Here's a fun little problem I had to do on an application for a tutoring position.

A 6-foot-diameter disk and an 18-foot-diameter disk sit side by side as shown in the figure below. Determine the shortest length of rope that will go around both disks.


Good luck!

Place one disk on top of the other disk, and wrap the rope around the two of them for a total length of 18 feet + 18 feet = 36 feet.

This is my sixth and final answer. Did I cheat or just see the forest through the trees . . . finally?

Do I have to add 1 inch to tie the rope, since they did not say rubber band?
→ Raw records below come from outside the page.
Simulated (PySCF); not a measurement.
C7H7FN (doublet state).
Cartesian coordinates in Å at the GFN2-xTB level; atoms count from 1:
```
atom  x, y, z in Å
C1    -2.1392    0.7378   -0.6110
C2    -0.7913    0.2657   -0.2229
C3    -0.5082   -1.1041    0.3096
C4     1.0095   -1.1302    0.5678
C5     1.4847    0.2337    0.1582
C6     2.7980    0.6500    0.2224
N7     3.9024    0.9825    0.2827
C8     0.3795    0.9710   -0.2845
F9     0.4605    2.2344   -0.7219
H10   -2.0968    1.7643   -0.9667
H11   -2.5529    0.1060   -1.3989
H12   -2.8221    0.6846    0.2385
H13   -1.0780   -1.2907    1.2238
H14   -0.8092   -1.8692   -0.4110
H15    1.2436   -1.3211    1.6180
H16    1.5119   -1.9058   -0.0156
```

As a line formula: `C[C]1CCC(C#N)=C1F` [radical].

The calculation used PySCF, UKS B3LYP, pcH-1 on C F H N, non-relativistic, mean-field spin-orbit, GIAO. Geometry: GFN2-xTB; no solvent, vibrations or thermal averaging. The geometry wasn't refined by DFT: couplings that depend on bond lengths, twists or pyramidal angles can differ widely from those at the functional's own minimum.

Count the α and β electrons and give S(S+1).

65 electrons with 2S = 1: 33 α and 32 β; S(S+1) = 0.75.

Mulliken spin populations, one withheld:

Did they supply multiple choice answers?

Very resourceful, and definitely the simplest way to wrap the rope "around" both disks. Mathematically, though, it's a much more interesting problem to wrap the rope around the perimeters of the disks when they are adjacent in the same plane, as shown in the picture.

By the way, the questions weren't multiple choice, so there's no way of knowing what the "right" answer might be except to work it out.

Nice problem. It's great to get the math juices flowing again! Here's what I get for the length L of the rope:

L = 12√3 + 24(pi) - 36(tan^-1(1/√3)) - 12(tan^-1(√3))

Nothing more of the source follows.